Even today, six years after the founding of the Tribunal, the OTP still faces difficulties in investigating possible crimes committed during Operations Flash and Storm, the Croatian Army's lighting attacks to recapture Serb held Croatian territory in 1995.


None of these obstacles exist in Kosovo. The OTP investigators entered the Kosovo crime scenes on the heel of international forces, supported by more than a dozen forensic teams placed at its disposal by several different countries. The traces of crimes were still fresh, and given their extent, not difficult to discover or document. In addition, more so than in Croatia and Bosnia, Western governments were more inclined to cooperate with the Kosovo investigations. The OTP were even granted unprecedented access to certain Western secret service archives.


All in all, this has allowed the OTP to see the Kosovo experience as a model for future works. As former Chief Prosecutor Louise Arbour told Tribunal Update in her last interview, the Kosovo investigation will be "a kind of a model of how the permanent International Criminal Court will be expected to act... when all of a sudden something will blow up in Asia or Africa". (See Tribunal Update No. 145)


Two weeks after taking over from Arbour as Chief Prosecutor, Carla Del Ponte, further defined her 'Kosovo strategy', and the OTP's priorities under her mandate. On September 29, in her first public statement, she reminded the Kosovo investigation and prosecution "...have to be conducted within the scope of the statutory jurisdiction of the International Tribunal; in accordance with the prosecution strategy adopted by the Office of the Prosecutor (OTP); and as a function of the resources available to the OTP".
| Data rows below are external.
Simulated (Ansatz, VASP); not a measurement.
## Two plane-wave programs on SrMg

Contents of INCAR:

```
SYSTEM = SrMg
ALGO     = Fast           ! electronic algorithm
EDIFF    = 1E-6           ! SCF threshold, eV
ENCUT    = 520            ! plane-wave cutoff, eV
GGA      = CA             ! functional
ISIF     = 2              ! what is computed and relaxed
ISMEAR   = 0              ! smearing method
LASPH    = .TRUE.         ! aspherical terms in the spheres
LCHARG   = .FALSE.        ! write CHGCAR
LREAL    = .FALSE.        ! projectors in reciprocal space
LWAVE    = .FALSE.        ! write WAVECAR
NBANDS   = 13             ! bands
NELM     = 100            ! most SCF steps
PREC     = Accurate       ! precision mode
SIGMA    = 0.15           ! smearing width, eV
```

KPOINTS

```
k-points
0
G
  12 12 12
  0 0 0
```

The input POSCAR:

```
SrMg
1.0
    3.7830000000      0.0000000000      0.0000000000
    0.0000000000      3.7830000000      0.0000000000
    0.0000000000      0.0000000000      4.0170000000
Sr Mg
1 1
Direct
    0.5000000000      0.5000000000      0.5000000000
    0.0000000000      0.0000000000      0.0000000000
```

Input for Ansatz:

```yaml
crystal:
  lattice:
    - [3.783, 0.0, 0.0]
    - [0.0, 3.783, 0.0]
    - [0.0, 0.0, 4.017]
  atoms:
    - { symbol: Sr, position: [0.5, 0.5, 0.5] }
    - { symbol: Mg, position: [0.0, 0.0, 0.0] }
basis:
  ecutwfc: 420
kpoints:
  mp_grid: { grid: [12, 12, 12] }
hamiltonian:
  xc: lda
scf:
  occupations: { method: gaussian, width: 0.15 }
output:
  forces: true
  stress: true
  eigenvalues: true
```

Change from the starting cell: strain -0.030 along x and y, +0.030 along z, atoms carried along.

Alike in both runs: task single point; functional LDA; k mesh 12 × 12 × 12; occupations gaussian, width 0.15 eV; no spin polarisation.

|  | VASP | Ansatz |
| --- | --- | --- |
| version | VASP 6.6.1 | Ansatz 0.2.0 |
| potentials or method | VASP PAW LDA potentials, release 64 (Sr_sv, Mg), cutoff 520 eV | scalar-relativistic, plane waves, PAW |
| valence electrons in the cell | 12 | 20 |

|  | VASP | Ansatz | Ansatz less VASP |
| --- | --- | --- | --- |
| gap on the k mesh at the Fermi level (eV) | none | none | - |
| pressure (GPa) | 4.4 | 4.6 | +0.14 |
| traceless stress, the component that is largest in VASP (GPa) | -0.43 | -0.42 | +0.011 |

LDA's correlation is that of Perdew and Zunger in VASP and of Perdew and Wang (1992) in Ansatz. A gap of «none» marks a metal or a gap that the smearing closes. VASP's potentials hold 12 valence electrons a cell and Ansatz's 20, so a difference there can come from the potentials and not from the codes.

Within that framework - or those limitations - "the primary focus of the OTP, must be the investigation and prosecution of the five leaders of the FRY and the Republic of Serbia, who have already been indicted, and who are alleged to be responsible for the crimes described in the indictment. "This involves gathering additional evidence relating to what occurred on the ground... and collecting further evidence respecting the chain of command and responsibility linking the accused to what happened on the ground during that time period. This will be done, in order to add to the existing evidentiary foundation supporting the indictment."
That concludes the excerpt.